At the Optica Photonic-Enabled Cloud Computing (PECC) Summit, Julie Eng, Executive Vice President at Coherent Corp., described how rapid AI infrastructure growth is reshaping the data-center optical landscape—from short-reach pluggable transceivers to co-packaged and near-package optics, optical circuit switching, and multi-rail amplification. Eng said customers are demanding flexibility at the network front end and density and power efficiency at the scale-up core, driving parallel innovation across multiple optical technologies.

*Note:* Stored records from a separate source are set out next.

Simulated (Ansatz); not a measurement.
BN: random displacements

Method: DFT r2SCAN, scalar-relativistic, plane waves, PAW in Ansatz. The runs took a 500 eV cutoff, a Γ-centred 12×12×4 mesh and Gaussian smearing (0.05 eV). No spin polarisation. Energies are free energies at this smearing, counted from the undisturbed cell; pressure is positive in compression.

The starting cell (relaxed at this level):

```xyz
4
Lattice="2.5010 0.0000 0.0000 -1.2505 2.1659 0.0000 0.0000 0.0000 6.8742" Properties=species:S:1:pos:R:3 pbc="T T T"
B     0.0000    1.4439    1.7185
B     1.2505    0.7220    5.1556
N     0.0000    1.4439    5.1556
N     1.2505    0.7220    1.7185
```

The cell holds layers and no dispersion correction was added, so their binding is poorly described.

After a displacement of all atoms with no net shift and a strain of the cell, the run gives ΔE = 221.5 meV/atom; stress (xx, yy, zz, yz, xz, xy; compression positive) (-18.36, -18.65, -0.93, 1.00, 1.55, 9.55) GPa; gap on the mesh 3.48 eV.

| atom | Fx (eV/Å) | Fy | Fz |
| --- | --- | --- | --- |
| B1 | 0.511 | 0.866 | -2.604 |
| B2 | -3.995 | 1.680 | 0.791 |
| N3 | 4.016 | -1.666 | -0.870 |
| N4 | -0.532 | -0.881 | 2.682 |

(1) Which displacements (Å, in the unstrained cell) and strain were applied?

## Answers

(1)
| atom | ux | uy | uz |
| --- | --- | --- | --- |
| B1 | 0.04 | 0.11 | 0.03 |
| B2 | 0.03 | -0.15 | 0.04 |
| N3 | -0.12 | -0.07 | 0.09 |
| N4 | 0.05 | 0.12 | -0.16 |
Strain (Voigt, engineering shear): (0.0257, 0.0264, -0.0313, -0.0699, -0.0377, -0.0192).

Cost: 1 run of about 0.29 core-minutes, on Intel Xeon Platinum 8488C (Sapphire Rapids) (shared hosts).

Eng characterized today’s AI data-center topology as heterogeneous: the scale-out and front-end domains rely on standardized, serviceable pluggables for mixed distances, while the scale-up domain—less than 10 meters and still dominated by copper—values density, cost, and low power. She said Coherent expects the pluggable-transceiver market to grow to $25 billion by 2030, while co-packaged optics (CPO) could reach $5 billion, expanding the served-available market for photonics as data rates increase.
Key technology points from her presentation included:
• Pluggable transceivers – remain vital for their multi-vendor ecosystem, easy servicing, and architectural flexibility. Customers can select optics—VCSEL, silicon-photonics, or InP—after system deployment.
• Next-generation pluggables – higher bandwidth density achieved by raising per-lane data rates and lane counts; Coherent has demonstrated 200 Gb VCSEL, 200 Gb silicon-photonics with InP CW lasers, and 400 Gb InP DML at OFC 2025. The company is contributing to the OIF High-Density Connector form-factor targeting up to 64 lanes.
• CPO and NPO – Coherent supports both VCSEL-based and silicon-photonics implementations. VCSEL CPO can deliver around 1 pJ/bit efficiency for reaches < 30 m, while silicon-photonics CPO, with external InP CW lasers, offers greater reliability and longer reach.
• Optical circuit switching (OCS) – Coherent’s liquid-crystal-based OCS has been demonstrated at 64×64 and 320×320 ports; first-revenue units have shipped. The company estimates OCS could be a $2 billion market by 2030, likely an underestimate given current customer interest.
• Coherent ZR/ZR+ coherent transceivers – projected $4 billion market by 2030, serving inter-data-center links > 100 km using both InP and silicon-photonics IQ modulators.
• Amplification and multi-rail innovation – new uncooled pump lasers, compact multi-rail amplifiers, and dynamic beam equalizers address space and power limits in long-haul huts.
Eng also highlighted a collaborative quantum key-distribution (QKD) demonstration with Juniper Networks, HPE, Liberty Global, and Qubitekk at the Juniper Aspiration Dome, showing secure coherent-optical transmission in a compact QKD module—a glimpse of future data-center protection in a post-quantum era.
“We’re seeing optics expand into every corner of the data center,” Eng said. “Pluggables will continue to evolve, CPO and NPO will grow rapidly, and multiple technologies will coexist to meet different reach, power, and cost targets.”